You shouldn't mention it. You boasted that I would be "hard pressed to find a mainstream protestant theologian who espouses Levitical law public executions." I was not.

Yet in the mahometan world there are not only clerics who seek punishments prescribed by the Koran and hadith - there are clerics who actually carry out punishments as prescribed by the Koran and hadith.

You're comparing apples and oranges. "Clerics" are not "legislators" and we can thank the separation of church and state that Fred Phelps can only thank God for killing gays and not act on it himself.

Yet another false analogy. Lynchings are illegal punishments by their very definition. They occur without the sanction of law. Koranic punishments occur all over the world today with the full sanction of shari'a legal systems in mahometan countries.

All the more reason to keep church and state separate.

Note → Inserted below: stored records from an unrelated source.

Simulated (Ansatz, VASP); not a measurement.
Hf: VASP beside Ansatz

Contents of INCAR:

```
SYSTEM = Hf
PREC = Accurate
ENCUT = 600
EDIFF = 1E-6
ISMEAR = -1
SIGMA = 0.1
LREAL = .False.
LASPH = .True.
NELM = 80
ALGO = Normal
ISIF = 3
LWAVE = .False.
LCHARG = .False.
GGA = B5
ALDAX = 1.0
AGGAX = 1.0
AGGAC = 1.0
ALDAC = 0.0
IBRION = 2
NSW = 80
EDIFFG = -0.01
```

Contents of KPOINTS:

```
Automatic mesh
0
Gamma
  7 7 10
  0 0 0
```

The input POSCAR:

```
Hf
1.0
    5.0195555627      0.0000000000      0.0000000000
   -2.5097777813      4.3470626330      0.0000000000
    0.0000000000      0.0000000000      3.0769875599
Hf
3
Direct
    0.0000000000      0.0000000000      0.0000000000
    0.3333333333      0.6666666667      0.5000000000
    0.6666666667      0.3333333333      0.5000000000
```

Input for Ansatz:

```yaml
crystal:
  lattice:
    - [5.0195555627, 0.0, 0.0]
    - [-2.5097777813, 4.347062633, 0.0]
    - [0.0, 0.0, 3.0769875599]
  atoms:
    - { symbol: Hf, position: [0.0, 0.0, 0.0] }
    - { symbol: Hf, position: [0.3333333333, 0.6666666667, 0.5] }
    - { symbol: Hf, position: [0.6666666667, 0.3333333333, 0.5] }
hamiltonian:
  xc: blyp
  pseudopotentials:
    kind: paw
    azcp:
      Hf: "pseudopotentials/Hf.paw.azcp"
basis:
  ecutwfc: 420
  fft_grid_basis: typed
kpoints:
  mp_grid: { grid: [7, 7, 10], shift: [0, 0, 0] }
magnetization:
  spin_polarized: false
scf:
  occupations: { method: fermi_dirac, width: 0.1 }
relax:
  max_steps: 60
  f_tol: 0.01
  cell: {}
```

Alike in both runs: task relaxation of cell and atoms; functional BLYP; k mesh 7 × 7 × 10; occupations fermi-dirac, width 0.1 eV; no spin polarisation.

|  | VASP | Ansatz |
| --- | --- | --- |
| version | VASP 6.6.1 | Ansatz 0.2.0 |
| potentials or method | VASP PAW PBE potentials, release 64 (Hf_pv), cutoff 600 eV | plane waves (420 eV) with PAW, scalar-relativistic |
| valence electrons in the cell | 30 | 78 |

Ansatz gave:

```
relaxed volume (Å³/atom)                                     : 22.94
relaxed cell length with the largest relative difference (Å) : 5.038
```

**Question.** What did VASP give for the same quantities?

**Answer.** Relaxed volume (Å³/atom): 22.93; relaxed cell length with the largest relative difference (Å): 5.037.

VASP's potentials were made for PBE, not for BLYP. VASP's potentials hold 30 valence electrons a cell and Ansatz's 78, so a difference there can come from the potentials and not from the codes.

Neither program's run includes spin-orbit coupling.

I am referring generally to the mahometan belief that the Dar al-Islam is locked in a perpetual battle with the Dar al-Harb, and must engage in coercive jihad to prevail over the Dar al-Harb. I am also referring generally to all mahometan sects who desire the establishment of some form of universal Caliphate, Mahdist regime, or other Islamic domain over the world. And I am referring specifically to Islamic scholars, be they "mainstream" or radical or shi'a or sunni, ranging across time from such persons as Taymiyya and Ghazali to Mawduddi and Qutb and bin Laden who, despite their differences in sect and period and origin, are alike in their respective espousals of Koranic literalism and the establishment of the aforementioned Islamic domain.

Bin Ladin, who seeks a restored Caliphate, is an Islamic dominionist who wants to return to a mythical time of perfect governance. Ahmadinejad, on the other hand, seems to be a millenialist who expects the inevitable return of Christ and the emergence of the Mahdi and who, IMHO, hopes to prepare His coming.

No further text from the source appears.